Do we know?

Jesus said: “When you see a cloud rising in the west, you say, ‘It is going to rain.’ And, so, it happens. And when you see the south wind blowing, you say, ‘There will be scorching heat.’ And it happens. You hypocrites! You know how to interpret the appearance of earth and sky, but why do you not know how to interpret the present time?” (Luke 12.54-56)


Western winds blew, flew east o’er warm Mediterranean waters
and to the north o’er the southern desert dunes.
Folk knew how to perceive the coming weather,
but did not (did not desire to?) know
how to interpret the then “present time”
of Jesus’ proclamation, in word and deed,
of God’s equality of love and justice for all, alway, at all times.

Here, I think, a parallelism…
hurricane eye

We know the seasons for hurricanes.
We know, too, their conditions;
how these great engines of nature form
o’er warm waters driven by wind in accord with the Earth’s rotation.

Yet, now, with Florence, and then Michael
(Irma, Maria, and a host afore),
how do we (can we!) not see
in their ferocity,
fueled by warmer (warmest!) and risen seas,
the bitterest bounty (and our part!) of climate change,
which, with unconscious impartiality, harms all, alway, at all times?

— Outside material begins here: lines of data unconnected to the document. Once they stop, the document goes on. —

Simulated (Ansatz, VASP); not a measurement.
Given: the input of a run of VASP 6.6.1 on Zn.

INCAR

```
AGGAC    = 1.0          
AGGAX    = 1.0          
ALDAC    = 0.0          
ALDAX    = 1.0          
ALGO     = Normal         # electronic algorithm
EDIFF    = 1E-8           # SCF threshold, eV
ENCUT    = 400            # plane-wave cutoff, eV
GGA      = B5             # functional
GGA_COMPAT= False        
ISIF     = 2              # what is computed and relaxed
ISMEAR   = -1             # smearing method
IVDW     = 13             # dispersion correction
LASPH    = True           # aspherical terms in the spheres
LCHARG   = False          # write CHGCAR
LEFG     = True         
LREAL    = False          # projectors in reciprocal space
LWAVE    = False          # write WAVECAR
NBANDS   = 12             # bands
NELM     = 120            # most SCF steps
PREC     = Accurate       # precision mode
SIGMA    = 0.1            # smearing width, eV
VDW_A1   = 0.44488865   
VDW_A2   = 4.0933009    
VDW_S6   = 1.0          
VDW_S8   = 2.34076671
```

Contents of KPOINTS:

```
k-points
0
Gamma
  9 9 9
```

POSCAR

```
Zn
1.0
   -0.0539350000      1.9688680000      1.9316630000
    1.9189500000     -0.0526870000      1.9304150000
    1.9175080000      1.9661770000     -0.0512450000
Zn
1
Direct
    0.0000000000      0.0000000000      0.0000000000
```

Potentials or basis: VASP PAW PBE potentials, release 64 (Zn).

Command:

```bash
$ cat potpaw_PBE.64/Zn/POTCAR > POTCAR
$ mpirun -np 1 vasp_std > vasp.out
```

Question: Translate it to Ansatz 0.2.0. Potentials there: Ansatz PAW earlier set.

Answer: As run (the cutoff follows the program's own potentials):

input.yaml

2 thoughts on “Do we know?

  1. Climate change is clearly changing the world as we knew it!! Thank you as always for your powerful words!! Maybe I just wasn’t paying attention but it sure seemed like Michael came out of nowhere and then it was almost immediately after forming a devastating storm. Seems like there was much more talk about Florence and more time to plan and get out than with Michael!! Just terrifying for everyone that was in its path!!

    Much love!


  2. Loretta, climate change is real. Very. The air and water are warmer. The seas are rising. Now, I am less sure about science and mechanics of the connection (though, in my gut, I believe they are related) between climate change and global warming; the latter, surely, I believe, at least in part, having human cause and effect.

    As for Florence, that storm, in its slow-movement (2 miles/hour!) and its having stayed intact over land for so long (it was 18 hours after landfall that we in upstate SC got the beginnings of the next 36 hours of wind and rain!), taught me more about hurricanes, how they form and their ferocity, than I had known (and care to know!). Then Michael, literally, overnight formed into an uber-destructive and death-dealing hurricane.

    Daily, I grow more deeply respectful of nature and less respectful of humankind, especially when we won’t, don’t, can’t listen and learn from our errors of poor stewardship of the globe; as the Eucharistic Prayers says, “this fragile earth, our island home.”